Down to a Science: A Thrift Manages Risk with the Help of Technology

Great Western Financial Corp. is joining the parade of banking companies installing technologies to manage risk.

The $43.5 billion-asset Chatsworth, Calif., thrift is putting part of $60 million from reductions in its Savings Association Insurance Fund premiums toward technologies that will help it identify risk in its balance sheets and develop products that are more profitable and competitive.

William C. "Willie" Wolfe, first vice president and head of Great Western's asset-liability management team, said the savings - deposit premiums have been reduced from 26 basis points to six - will let the thrift hone two sophisticated risk management software systems, known respectively as Radar and Catalyst.

Developed by Risk Management Technologies, a software and consulting firm in Berkeley, Calif., Radar uses client-server technology to manage interest rate, currency, credit, and operational risk.

Catalyst, developed by Cats Software Inc., Palo Alto, Calif., is a trading system used to develop and assess hedging strategies.

The two systems are helping Great Western improve earnings, Mr. Wolfe said, though he did not get specific.

Radar, installed at the thrift in 1994, is being used to examine the profit potential of various consumer products, in addition to managing risks across the balance sheet.

Catalyst, currently being installed, will be used to aid Great Western in managing trades in Eurodollar futures, a derivative product that has been a popular risk management tool for commercial banks but that is relatively new in the thrift industry.

Mr. Wolfe said the systems would be crucial to the success of Great Western as it makes its transformation from a traditional thrift to an institution that is more "bank-like."

That transformation already is under way.
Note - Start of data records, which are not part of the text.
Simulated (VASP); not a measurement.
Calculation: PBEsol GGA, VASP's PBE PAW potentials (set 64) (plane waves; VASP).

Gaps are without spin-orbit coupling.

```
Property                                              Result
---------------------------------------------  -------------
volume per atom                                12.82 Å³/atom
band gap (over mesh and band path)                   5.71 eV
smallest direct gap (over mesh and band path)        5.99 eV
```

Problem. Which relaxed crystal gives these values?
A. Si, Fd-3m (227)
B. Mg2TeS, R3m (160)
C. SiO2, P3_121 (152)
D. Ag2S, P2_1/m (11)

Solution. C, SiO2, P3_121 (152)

In December, Great Western announced a restructuring that will include the elimination of 800 jobs - 6% of its work force - by the end of this year, shuttering of mortgage offices, and revamping of computer systems.

The restructuring also will include the sale of nearly $300 million of nonperforming home loans made mostly in California during the early 1990s.

Before that announcement, Great Western was moving to divest itself of less profitable businesses. In November, it said it would sell a $370 million student loan portfolio to Crestar Financial Corp. of Richmond, Va., for undisclosed terms.

And the thrift has acknowledged its desire either to sell or form a partnership with another company to manage its Sierra Trust mutual funds.

Great Western will take a charge in the fourth quarter as a result of the restructuring, ending the year with an estimated 3.30% net interest margin. Through 1996, its net interest margin fluctuated from 3.39% in the first quarter to 3.26% in the third quarter, according to Thomas O'Donnell, analyst at Smith Barney in New York.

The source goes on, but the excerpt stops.